Senate debates
Wednesday, 15 August 2018
Bills
Restoring Territory Rights (Assisted Suicide Legislation) Bill 2015; Second Reading
12:28 pm
Tim Storer (SA, Independent) Share this | Hansard source
I welcome the opportunity to speak in the chamber and indicate my support for Senator Leyonhjelm's private member's bill, Restoring Territory Rights (Assisted Suicide Legislation) Bill 2015. I support the ability of the territories to control their own legislative agenda. Their elected representatives should be fully answerable to their voters for the decisions they take. I would be disappointed if the Turnbull government did not allow this bill, should it be carried in the Senate, to be debated in the House of Representatives. I see here a fundamental question that the Senate is being asked to address: the ability of the Commonwealth to override the legislative will of the ACT and the Northern Territory on the specific question of assisted dying. This bill, if passed, would give the territories the same legislative rights as the states, specifically on assisted dying, overturning a 20-year-old federal law which prevented the territories from legalising assisted dying. This bill, simply put, provides the territories with the opportunity to introduce and debate assisted dying legislation, should they wish to do so. It is important to note that it does not enable the Northern Territory to reinstate the original assisted dying legislation, which gave rise to the decision of the parliament of the Commonwealth to overturn that law. This is a matter of the democratic right of the territories and the people in them. It's a states' right matter, as passionately discussed by Senator Scullion earlier today. Voters in the ACT and the Northern Territory should have the same right as voters in South Australia and the other states to vote for or oppose politicians who pledge to legalise assisted dying.

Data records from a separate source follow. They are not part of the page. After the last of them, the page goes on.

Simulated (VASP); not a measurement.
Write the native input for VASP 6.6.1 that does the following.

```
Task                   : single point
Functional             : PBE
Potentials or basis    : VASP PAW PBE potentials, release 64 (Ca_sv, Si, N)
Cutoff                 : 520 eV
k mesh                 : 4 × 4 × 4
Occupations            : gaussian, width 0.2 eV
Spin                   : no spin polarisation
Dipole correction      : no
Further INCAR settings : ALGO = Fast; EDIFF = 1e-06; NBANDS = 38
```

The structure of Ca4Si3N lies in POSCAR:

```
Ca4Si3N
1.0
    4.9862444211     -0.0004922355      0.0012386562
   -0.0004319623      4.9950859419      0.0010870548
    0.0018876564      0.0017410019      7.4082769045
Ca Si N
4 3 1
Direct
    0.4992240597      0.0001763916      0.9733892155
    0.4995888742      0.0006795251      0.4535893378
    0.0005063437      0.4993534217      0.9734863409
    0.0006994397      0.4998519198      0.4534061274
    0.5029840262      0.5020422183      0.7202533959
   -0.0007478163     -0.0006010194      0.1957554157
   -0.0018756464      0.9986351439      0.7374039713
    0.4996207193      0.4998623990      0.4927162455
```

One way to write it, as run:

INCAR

Other senators here have discussed the question of assisted dying itself. I shall not do so. I simply want to deal with the legislation before me. Should I be asked to consider legislation on assisted dying itself, I would apply myself to considering, deeply, the details of what is being proposed and especially the safeguards contained in the measure. But that is not the case right now.
That said, I have noted the processes that have occurred in other jurisdictions when legislators have been asked to consider bills. The legislation passed by the Victorian parliament at the end of last year, for example, followed a 10-month crossbench parliamentary inquiry set up after that state's legislative council agreed on such an approach in 2015. The relevant committee tabled its final report a year later. The government released its response six months after that. A ministerial advisory panel was then established and its 66 recommendations, informed by the work of the parliamentary inquiry, were completed a further six months later, in the middle of last year. Those recommendations were the building blocks for the legislation itself, which came into law at the end of last year, but not before an exhaustive debate in both houses of the Victorian parliament. As we have heard, the legislation will not be in effect until June 2019. So the reports and the decisions taken in Victoria have taken more than two, nearly three, years. From the outside, this appears to have been a thoughtful and measured way of gathering all the evidence for and against before any parliament makes a decision on a matter of such importance. Therefore, discussion of palliative care and related public policies with regard to assisted dying is admirable but is not being considered here today. Similarly, the discussion of the Victorian legislation and the findings from other jurisdictions, based on their legislation, is also not being considered here today. Again, this is a matter of the democratic rights of the territories to have the same rights as voters in South Australia and other states to vote for or oppose politicians who pledge to legalise assisted dying. Therefore, I will be supporting the legislation before the Senate today, Restoring Territory Rights (Assisted Suicide Legislation) Bill 2015, on that basis.